Associate Tinaz Mistry and Senior Associate Avanti Durani write in Hindustan Times on setting up functional and more encompassing special governance zones in India in the background of trade wars.
"India’s experiment with special governance zones began with the enactment of the Special Economic Zone (SEZ) Act in 2005. The major focus of this legislation was to incubate export-oriented industries within exclusive zones by granting them special concessions. Studies show poor performance of SEZs, especially in investment growth and employment generation. This, it seems, is a consequence of the legislation establishing these zones. The SEZ Act exhibits an inherent aversion to institutionalised legal as well as regulatory reforms, reducing these zones to mere tax havens for rent-seeking industries. For special governance zones to thrive, India needs to cast aside this approach for a more holistic one with a focus on rule of law and governance that can unleash economic freedom.
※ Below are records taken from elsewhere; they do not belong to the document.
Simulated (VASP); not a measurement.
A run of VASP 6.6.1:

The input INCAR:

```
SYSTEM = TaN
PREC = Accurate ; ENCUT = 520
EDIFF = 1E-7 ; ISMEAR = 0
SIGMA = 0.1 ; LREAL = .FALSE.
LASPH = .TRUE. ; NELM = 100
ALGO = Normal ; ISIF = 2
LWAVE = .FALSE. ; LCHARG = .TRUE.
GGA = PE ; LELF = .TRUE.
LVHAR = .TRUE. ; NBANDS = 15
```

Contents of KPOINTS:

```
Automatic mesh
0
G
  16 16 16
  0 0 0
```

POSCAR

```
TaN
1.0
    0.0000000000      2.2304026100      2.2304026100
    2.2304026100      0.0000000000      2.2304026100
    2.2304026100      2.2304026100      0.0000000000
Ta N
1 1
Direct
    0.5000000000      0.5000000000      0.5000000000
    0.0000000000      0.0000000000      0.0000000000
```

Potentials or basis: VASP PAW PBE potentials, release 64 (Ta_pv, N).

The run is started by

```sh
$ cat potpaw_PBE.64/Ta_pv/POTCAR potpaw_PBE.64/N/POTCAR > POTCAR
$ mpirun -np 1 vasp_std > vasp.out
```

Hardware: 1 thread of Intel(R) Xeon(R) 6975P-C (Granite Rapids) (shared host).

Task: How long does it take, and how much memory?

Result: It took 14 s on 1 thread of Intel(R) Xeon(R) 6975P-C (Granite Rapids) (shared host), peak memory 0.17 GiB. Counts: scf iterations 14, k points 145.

Engaging in holistic reforms that value economic freedom and are entrenched in the rule of law will not only enable faster development, economic and export growth but also create employment opportunities and accelerate poverty alleviation. And with a large labour force, India is well positioned to capture the market of larger firms exiting China for greener economic pastures. While the government must offer strong commitment and support, the zones should have institutional and economic autonomy. Redefining the role of the government, civil services and civil servants will be key to unleashing its potential for economic growth."